I’ve already said it. Glass can be dangerous. Not only is it temperamental, but it is also a real health hazard when it cracks or smashes. If you crack a piece of glass, any part of your body that is facing the glass is at risk of getting cut or stabbed by the shattered glass. Dangerous! This is why safety is so important.
If you are unlucky enough to shatter a piece of glass, it can seem to explode. Pieces will fly in every direction and you will be at serious risk of injury. This is why you will need to wear goggles when using a drill to work with glass. If a piece of glass goes into your eye, you are at dire risk of suffering from serious, serious damage.
Similarly, you will need to protect your body. You won’t need to use a kevlar vest. It is a good idea to wear something that covers your skin and is thick enough to offer some protection. This could be a thick wool jumper or a similar piece of clothing.
A pair of decent, fitted gloves. These need to cover your fingers and hands, so finger gloves are no good. You must also make sure that they are not loose. You are using a drill! Moving parts can cause loose clothing to get caught. This can lead to serious injury.
As glass can spit off lots of tiny shards when drilling, a dust mask is key. You don’t want glass in your lungs. Protecting your body will prolong your career and protect your health. Don’t cut corners with the safety of your body.
Make a Jig To Cut Glass
Jigs are great, but not a lot of people know how to make one for cutting glass. Truth be told, all you need a piece of wood. Any scrap piece will do, but it needs to be small enough that you can hold it on top of the piece of glass.
With your diamond hole drill bit, cut into the scrap piece of wood. You want this to be the same size as the drill bit itself. When you have made an appropriate cut through the wood, you may need to take a small file or a piece of sandpaper to the edges.
You want the drill bit to easily fit through the hole. This will help you keep a straight line when you make contact with the glass. If you slip with a spinning blade, you can expect that the glass will chip, crack, or even shatter.

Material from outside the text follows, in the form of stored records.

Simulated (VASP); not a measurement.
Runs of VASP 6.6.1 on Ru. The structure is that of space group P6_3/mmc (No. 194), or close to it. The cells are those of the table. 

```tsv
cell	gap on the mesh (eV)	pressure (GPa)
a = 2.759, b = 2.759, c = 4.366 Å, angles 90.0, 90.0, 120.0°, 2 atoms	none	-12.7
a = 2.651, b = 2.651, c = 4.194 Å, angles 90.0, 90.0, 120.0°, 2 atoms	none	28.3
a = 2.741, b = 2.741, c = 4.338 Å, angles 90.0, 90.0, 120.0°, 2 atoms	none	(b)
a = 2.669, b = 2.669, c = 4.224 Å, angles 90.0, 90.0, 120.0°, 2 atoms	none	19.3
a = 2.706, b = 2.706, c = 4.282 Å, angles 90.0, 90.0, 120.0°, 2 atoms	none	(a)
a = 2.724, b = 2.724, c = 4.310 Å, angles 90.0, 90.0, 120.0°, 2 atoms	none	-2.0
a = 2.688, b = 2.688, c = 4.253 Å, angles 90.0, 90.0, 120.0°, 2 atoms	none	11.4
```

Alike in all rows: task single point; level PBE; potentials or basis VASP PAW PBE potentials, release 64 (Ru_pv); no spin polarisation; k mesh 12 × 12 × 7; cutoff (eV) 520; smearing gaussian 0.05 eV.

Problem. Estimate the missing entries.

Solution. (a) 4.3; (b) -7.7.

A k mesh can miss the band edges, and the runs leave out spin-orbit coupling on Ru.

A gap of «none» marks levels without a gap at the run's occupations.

This jig needs to be small and thin enough to lay over the glass you are cutting. Don’t use a 2×4. It’s a waste of wood and you’ll probably cause damage to the glass by using such a heavy piece of equipment.
Preparing Your Workspace
Now you are prepared and safe, you can start to cut. Make sure you clear all unnecessary equipment or spare materials from your workspace. You won’t have to move much to cut glass, but it is always good practice to get rid of tripping hazards.
You will need to keep your glass secure when drilling into it, but clamps aren’t an option. It is too easy to overtighten the clamps and shatter the glass.
Using a scrap piece of wood underneath your glass will give you a sturdy base. I have seen people use small stickers to hold the glass in place when on the wood. But I find that holding our homemade jig onto the glass will stop it from going anywhere.
A handy tip for cutting curved glass that I’ve picked up is using a towel. By placing a towel on a work surface, you can place the glass into a divet you make. When it is in the divet, it can’t roll as much.
Starting To Cut The Glass
Using the jig, place your diamond hole drill bit over the glass. You want it to start spinning before you make contact. If it isn’t spinning, the pointed diamonds can cause the glass to crack. Don’t mess it up at the first step.
When starting a cut, we only want the drill to be spinning slowly. This is good general drilling advice, but it is especially important for glass.
Slow cuts are great for glass as it allows the diamonds to gently cut into the glass without shattering it. If you go too fast, the drill bit will drag along the glass and scratch it. Although scratched glass can be saved, it also increases the chances of cracking the glass. Take your time.
Throughout the cut, you will need a lubricant to apply to the glass and the drill bit. How you apply this is up to you, but squeezing a sponge over the drill works just fine for me.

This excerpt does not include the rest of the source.